This command opens your application in the default web browser, taking you directly to the URL of your environment. It's a quick way to verify that the application is accessible and running as expected.

After accessing your application, you can start using it. The application allows you to upload images, which are stored in the S3 bucket you created for this setup. Additionally, metadata associated with each image (e.g., filename, size, upload date) is saved in your DynamoDB table. This setup ensures that both the images and their metadata are stored securely and efficiently, enabling you to manage and retrieve image data through your application.

Step 5: Terminate the Environment and Application

Once you have finished managing and monitoring your application, you must terminate the environment and remove the application completely. Follow these steps:

To terminate the environment:

This will remove the running environment, including EC2 instances and other associated resources:


eb terminate

When you run this command, Elastic Beanstalk will prompt you to confirm the termination by typing the environment name. This step ensures the termination is intentional, as it will delete all associated resources for that environment. This process takes a few minutes to complete.

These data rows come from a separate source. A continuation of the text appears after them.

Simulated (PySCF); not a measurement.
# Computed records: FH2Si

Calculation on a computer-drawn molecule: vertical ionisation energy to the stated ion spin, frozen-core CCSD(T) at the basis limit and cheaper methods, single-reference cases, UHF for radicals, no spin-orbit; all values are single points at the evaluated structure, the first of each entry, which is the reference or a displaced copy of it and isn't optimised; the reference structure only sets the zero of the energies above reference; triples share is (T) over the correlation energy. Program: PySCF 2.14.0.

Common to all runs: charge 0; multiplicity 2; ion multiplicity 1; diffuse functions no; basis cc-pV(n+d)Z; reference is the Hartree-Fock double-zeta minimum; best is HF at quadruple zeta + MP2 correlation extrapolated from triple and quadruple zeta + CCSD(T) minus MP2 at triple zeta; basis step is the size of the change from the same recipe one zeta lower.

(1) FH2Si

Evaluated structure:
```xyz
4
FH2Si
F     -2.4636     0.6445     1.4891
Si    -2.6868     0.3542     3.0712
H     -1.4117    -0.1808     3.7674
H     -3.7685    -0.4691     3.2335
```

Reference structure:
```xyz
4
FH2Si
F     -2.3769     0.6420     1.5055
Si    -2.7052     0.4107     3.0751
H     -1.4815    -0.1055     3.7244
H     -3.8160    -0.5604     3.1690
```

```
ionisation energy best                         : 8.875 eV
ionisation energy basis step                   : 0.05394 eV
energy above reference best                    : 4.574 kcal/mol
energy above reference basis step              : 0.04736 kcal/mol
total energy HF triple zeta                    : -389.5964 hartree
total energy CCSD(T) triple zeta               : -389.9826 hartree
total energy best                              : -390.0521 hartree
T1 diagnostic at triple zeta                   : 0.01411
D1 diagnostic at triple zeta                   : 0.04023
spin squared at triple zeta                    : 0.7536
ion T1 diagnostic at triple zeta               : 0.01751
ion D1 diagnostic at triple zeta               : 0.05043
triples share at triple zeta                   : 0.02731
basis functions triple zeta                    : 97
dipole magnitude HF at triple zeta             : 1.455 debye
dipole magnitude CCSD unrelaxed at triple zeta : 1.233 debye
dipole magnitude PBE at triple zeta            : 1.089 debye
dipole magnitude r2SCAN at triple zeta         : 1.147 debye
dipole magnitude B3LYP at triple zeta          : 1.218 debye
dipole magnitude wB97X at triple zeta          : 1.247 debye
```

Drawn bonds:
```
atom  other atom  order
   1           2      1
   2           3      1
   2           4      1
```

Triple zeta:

Terminating the environment does not delete the application itself. To fully remove the application, follow these steps in the AWS Console:

Go to the AWS Elastic Beanstalk Console.
In the left navigation panel, click on Applications to see a list of applications.
Select the application you wish to delete.
Click on Actions and choose Delete Application.
Confirm the deletion by typing the application name when prompted.

This process will permanently remove the application and all associated data in Elastic Beanstalk.

To terminate the environment and delete the application:

This command will terminate all environments and delete the application along with associated versions and configurations:


eb terminate --all

The --all flag ensures that all related resources, including environments, saved configurations, and the application itself, are fully removed.

The --all flag also removes the .elasticbeanstalk directory, which contains your config.yml file. Be cautious when using this option, as any local configuration settings in .elasticbeanstalk/config.yml will be deleted, requiring reinitialization if you decide to recreate the application later. Therefore, it is highly recommended that you take a backup of this file or store it to git.

Step 6: Resource Cleanup

Once you have terminated your Elastic Beanstalk environment, it's important to clean up any resources you manually created, such as the S3 bucket and DynamoDB table, as well as resources Elastic Beanstalk created to store application versions. This helps you avoid unnecessary costs. Follow the steps below to safely delete these resources.

Delete the S3 Bucket (Application Storage):
- Go to the S3 console and locate the bucket you created specifically for storing images.
- Select the bucket, then click on Empty to delete all objects within it. Refer to the image below, where the Empty button is highlighted in red for guidance:
- After clicking Empty, a new page will open. To confirm, type "permanently delete" in the text input field, then click on Empty again to finalize. Refer to the image below for guidance, where the confirmation field and Empty button are highlighted in red:
- After emptying the bucket, return to the bucket's main page and click on Delete to remove the bucket itself. Refer to the image below, where the Delete button is highlighted in red:
- A new window will open. To confirm the bucket deletion, enter the bucket name in the text input field, then click on Delete Bucket. Refer to the image below, where the confirmation field and Delete Bucket button are highlighted in red:
- Please Note: It may take a few moments for AWS to fully delete the bucket. Wait for a confirmation message indicating that the bucket has been deleted to ensure the resource is fully removed.
Delete the Elastic Beanstalk S3 Bucket (Application Versions): Elastic Beanstalk creates an additional S3 bucket (with a name starting with elasticbeanstalk-<region>-<account-id>) to store application versions, logs, and other deployment artifacts. The eb terminate command does not delete this bucket automatically.

Why is this bucket not deleted automatically? Elastic Beanstalk keeps this bucket as a safeguard against accidental data loss. This bucket stores valuable information, such as application versions and logs, which can be essential for tasks like troubleshooting, re-deployment, or audit purposes. By retaining this bucket, AWS allows users to access and manage these artifacts independently, deciding if and when to delete them based on their needs.

To delete this bucket manually:
1. Open the Amazon S3 console.
2. Locate the bucket that begins with elasticbeanstalk-<region>-<account-id>.
3. Follow the same steps as above to Empty and Delete the bucket, ensuring all deployment versions and logs are permanently removed.
This step completes the cleanup of all Elastic Beanstalk-related resources.
Delete the DynamoDB Table:
- Navigate to the DynamoDB console.
- In the Tables section, locate the table you created (e.g., ar-ImageMetadata).
- Select the table, then click on Delete table to remove it. Refer to the image below, where the Delete table button is highlighted in red:
- After clicking Delete table, a new window will open asking for confirmation. Type confirm in the text input field, then click on the Delete button to finalize the deletion. Refer to the image below, where the confirmation field and Delete button are highlighted in red:
- Please Note: It may take a few moments for AWS to fully delete the table. Wait until you see a confirmation message indicating that the table has been deleted to ensure it is completely removed.

Important: Be sure to back up any necessary data from these resources before deleting them, as this action is irreversible.